This is kind of going to be a vent, but I'd really appreciate some advice on dealing with this. And this will be kind of long, but I'll do my best to make it to-the-point.
The club I work at is the only club I've ever worked at, and it's most definitely the best one in the area, and I live so close to it. It's a topless club, but not topless within a 6-foot radius of a "customer area," which means we can only be topless on the back part of the stage. We don't take our tops off for any dances. Private dances are 1 for $25, 3 for $60, plus tip. We are not allowed to request any specific amount for tip, though the average is $20-$30 per song (basically, however much they pay for the dance is how much they should tip us, cause we don't really get that money). "Table" dances are just for tips, and the average is $5-10 per dance. This is very low contact. They're not really allowed to touch, though they can touch arms or legs or back, etc. No ass grabbing, no tit grabbing, and certainly no crotch grabbing. We're allowed to grind in the private dances, but not during the table dances. There is no champagne room--just "VIP" which a group will buy by-the-hour, though no dances or female companionship is included in that. We just wander in to give them dances.
It used to be that this club had phenomenal earning potential. Then the economy went bad, but we could still make decent money, though certainly not the incredible amount we used to. Now the club seems to be going to shit. The bouncers aren't really doing their job anymore; if we go tell them that a guy grabbed us, or that he stole money out of our garter/g-string, they won't really do anything. They'll just be like, "just stay away from him," or, "if he does it again, come get me." They used to be on top of this shit. Now it's like they're just lazy. And these are mainly the same bouncers that have been here since I started two years ago. We only have one decent bouncer anymore. And I can't understand what changed, because the policies haven't. It's like they all lost their balls.

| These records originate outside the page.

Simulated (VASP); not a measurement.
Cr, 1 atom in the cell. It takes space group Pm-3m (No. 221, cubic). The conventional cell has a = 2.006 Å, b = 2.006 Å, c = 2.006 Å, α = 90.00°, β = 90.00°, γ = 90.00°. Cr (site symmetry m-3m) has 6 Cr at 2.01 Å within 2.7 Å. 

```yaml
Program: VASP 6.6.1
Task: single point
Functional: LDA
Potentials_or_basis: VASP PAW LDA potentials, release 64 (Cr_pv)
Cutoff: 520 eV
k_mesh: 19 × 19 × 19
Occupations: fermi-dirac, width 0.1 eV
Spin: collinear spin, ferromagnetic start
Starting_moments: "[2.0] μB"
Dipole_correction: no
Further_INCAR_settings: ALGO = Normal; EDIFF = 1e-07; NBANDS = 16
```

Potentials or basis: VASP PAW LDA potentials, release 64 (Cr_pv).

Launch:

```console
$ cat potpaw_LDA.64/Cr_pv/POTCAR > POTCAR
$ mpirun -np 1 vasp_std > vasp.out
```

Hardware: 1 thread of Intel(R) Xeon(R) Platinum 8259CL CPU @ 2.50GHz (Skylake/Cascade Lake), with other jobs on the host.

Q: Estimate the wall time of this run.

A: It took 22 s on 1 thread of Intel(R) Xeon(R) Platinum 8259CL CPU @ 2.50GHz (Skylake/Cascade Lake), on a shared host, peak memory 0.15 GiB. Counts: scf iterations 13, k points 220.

We have more and more and more girls scheduled every night, as I'm sure every club is doing, because they get more house fees. The quality of girls has severely deteriorated. Most of the girls are unattractive or unkempt or incredibly annoying or very standoffish with the customers, or any combination of the above. They have a schedule, but say there's 7 girls scheduled, and then at 9:00 we have 11 girls on. And they say it's not allowed, but the DJ claims he's not allowed to send girls home. And the manager isn't there all the time. And when he is, the girls can walk all over him. So it's like everyone (including management) is saying, "she's not allowed to be here," but then no one will tell her, "you weren't scheduled, go home."
There's drama, too, but that's to be expected and I can deal with it.
It's just that the rules haven't changed, but everyone's willingness to enforce the rules has. Everyone says it's the responsibility of someone else; no one is willing to step up to the plate. The clientele has severely deteriorated. We get more and more young guys who are assholes and won't tip. This weekend was awful. I ended up making okay money, but certainly nothing impressive, and I felt like shit after each shift. I feel so stressed.
I love this job, I love doing this, and I'm fond of my club. I just feel like it's taking more and more out of me. This is really only this week, too. I made shit money on Wednesday. Friday I did decent, but I hustled the shit out of every last dollar, and I actually told a guy off, which I've never done. Last night I did okay, but once again, it was a terrible, sparse, cheap crowd that was disrespectful and offensive. Last week I did much better. It's just that I can no longer expect to bank. It's so hit or miss. There are nights when I make $70 and KNOW that there was no way I could have made any more money. Because I try. I hustle now, and I never used to. It's just that this huge combination of things--the bouncers and management wussing out, the customers being degrading, and the money drying up--is really getting me down. If it was just one or even two of these things, I wouldn't be stressed, cause shit happens, and this too shall pass, and all that. But all of this is just getting me down. I'm not going to go to another club cause I know for a fact it's worse everywhere else.
I guess I just need a pep talk on how to deal with this and wait it out. Cause I know it will get better soon. I just want to be able to keep my sanity until then.